The German insurance industry will continue to invest in the German property market, despite rising purchase prices, according to an EY survey.
Of companies polled, 88% plan purchases in Germany (2014: 85%), while 31% (2014: 41%) want to sell in Germany.
But the demand for European core properties has increased significantly, with 69% of respondents planning acquisitions (2014: 56%).
These are among the findings of the survey, Trend Barometer Real Estate Investments of Insurance Companies in 2015, which EY Real Estate has carried out for the eighth year in a row among the leading insurance companies.
"German insurers clearly wish to expand their real estate portfolios, in particular in the European core real estate markets," explains Dietmar Fischer, partner in EY Real Estate.
The allocation to real estate within insurers' portfolios will increase from the current 7.6% to 8.2 % by the end of 2015, measured at fair value, the survey suggested, with the split 5.8% for directly held properties and 2.4% for indirect investments.
"For many insurers, real estate is currently the asset class that is most developed," noted Fischer. It reflects the lack of investment alternatives caused by low interest rates, especially in the pensions areas, he said. So extending the investment horizon is becoming increasingly important.
Some 65% of respondents say that they are putting even more emphasis on diversification beyond national borders. They are responding to increased competition at home, driven by the activities of international investors in the German real estate market
The retail sector emerges as the most popular in 2015, with 80% of the insurers surveyed planning to invest this year in this type of use. But the increasing competition in the segment as a result of e-commerce means investors are being more selective, and 87% of respondents indicate that the selection of tenants is more important than ever.
About 90% of survey participants expect speculative commercial development projects to increase.

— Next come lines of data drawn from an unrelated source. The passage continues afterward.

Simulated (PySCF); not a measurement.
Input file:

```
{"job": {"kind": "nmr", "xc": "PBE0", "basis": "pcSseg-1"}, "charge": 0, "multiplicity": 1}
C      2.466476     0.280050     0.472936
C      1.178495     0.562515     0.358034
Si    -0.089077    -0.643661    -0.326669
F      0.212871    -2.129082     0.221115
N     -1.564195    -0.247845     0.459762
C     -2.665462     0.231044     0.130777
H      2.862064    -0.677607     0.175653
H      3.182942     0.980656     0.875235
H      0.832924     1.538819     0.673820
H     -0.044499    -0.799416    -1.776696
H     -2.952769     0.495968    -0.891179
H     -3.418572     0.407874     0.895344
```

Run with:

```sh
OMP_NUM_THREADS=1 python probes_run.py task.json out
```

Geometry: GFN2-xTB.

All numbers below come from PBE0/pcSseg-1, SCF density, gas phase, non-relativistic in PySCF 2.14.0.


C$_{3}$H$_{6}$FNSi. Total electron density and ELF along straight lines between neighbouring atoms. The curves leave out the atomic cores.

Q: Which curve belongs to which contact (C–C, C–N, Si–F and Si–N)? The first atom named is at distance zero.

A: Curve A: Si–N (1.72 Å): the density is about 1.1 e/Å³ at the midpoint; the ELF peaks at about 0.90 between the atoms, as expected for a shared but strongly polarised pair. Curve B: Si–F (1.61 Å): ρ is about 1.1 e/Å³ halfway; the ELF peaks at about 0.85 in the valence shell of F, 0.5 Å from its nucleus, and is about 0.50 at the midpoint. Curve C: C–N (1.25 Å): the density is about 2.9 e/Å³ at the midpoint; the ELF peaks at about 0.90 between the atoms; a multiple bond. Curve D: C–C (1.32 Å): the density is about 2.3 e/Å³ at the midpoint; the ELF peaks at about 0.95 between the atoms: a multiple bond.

Solvency II apparently does not worry the respondents, said EY, since 63% do not expect any significant change in investment strategy as a result of the forthcoming introduction of the new regulatory framework.
"Property still enjoys very strong popularity among respondents," said Fischer. "Insurers want to secure long-term investments and generate stable earnings. Capital preservation and hedging their guaranteed products are paramount. "
EY said that companies that took part in the study form a representative cross-section of the insurance industry with each participant holding average real estate assets of about €2.8bn ($3.14bn).